If you are going to head off into a minefield, you probably don’t want to weigh yourself down with a lot of extra baggage. The movie “Black or White” ignores this sensible advice and attempts to tackle race relations in America while grabbing every suitcase it can find.
The movie stars Kevin Costner as Elliot Anderson, a grandfather who finds himself raising his mixed-race granddaughter Eloise (Jillian Estell) all by his lonesome when his wife suddenly dies.
It’s a little unclear what Elliot had been doing before, but he seems wholly unfamiliar with how to take care of Eloise and he copes with it all by becoming a barely-functioning alcoholic. The movie tries to counter the uncomfortableness of a drunken Kevin Costner by mixing in a cute getting-to-know-you montage between a grandfather and granddaughter who learn a lot about each other in spite of having shared the same house for several years.

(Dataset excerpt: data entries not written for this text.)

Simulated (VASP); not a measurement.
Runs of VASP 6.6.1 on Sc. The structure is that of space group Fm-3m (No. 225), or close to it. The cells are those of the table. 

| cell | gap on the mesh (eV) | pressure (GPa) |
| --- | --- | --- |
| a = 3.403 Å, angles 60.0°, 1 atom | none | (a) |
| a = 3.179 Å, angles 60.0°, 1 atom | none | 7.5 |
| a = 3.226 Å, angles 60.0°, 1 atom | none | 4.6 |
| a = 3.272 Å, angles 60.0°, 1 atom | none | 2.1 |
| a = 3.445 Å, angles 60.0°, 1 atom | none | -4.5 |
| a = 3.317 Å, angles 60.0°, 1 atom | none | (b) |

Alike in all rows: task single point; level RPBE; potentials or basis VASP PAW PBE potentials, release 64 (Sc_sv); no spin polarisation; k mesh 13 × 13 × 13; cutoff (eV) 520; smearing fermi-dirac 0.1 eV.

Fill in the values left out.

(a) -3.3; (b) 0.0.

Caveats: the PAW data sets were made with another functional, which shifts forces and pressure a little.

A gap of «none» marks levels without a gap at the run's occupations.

But this movie’s just getting warmed up when it comes to melodramatic pitfalls. On the other side of the family is Eloise’s other grandmother Rowena (played by Octavia Spencer with all the bug-eyed sass she can muster).
Rowena makes the rather reasonable suggestion Eloise spend some time with her side of the family in South Central Los Angeles. Elliot will have none of it, mostly because he blames Eloise’s deadbeat father for the death of his daughter, which left Eloise orphaned and abandoned.
Left with no other recourse, Rowena has her brother Jeremiah (Anthony Mackie), a high-powered attorney, sue Elliot for custody of Eloise.
Oh boy, now we’ve got ourselves a courtroom drama! The proceedings are further complicated by the return of Eloise’s father Reggie (Andre Holland), a stereotypical, crack-smoking loser.
Setting aside the layer-cake of issues this movie attempts to get us to digest (I’m not even going to try to get into the comic-relief, African-born tutor played by Mpho Koaho that Elliot hires), let’s just look at the main, underlying problem of “Black or White.”
Writer/director Mike Binder allegedly based this movie on experiences in his own life, which is all well and good, but we’ve reached a point that getting a lesson on race from a middle-aged, upper-class white dude comes off as a little tone-deaf.
Even when well-intentioned — which I believe this movie is — broad, sweeping, can’t-we-all-just-get-along moralizing only opens the door for cringe-worthy moments, which this movie has plenty of.
Speaking as a well-off white man, we’ve been well-heard on this subject for the past couple hundred years. Maybe we should take a cue from Champ Kind and stop talking for a while.
I like Costner and you could argue he does more acting work here than he has at any other point in his career (dude couldn’t even be bothered to do an English accent while playing Robin Hood for Pete’s sake), and I think he could have made this movie work if it had stayed small and intimate as opposed to trying to solve all of society’s ills.
As it is, this is just another January movie to be ignored and forgotten, which is probably best for everyone involved.
“Black or White” is rated PG-13 for brief strong language, thematic material involving drug use and drinking, and for a fight.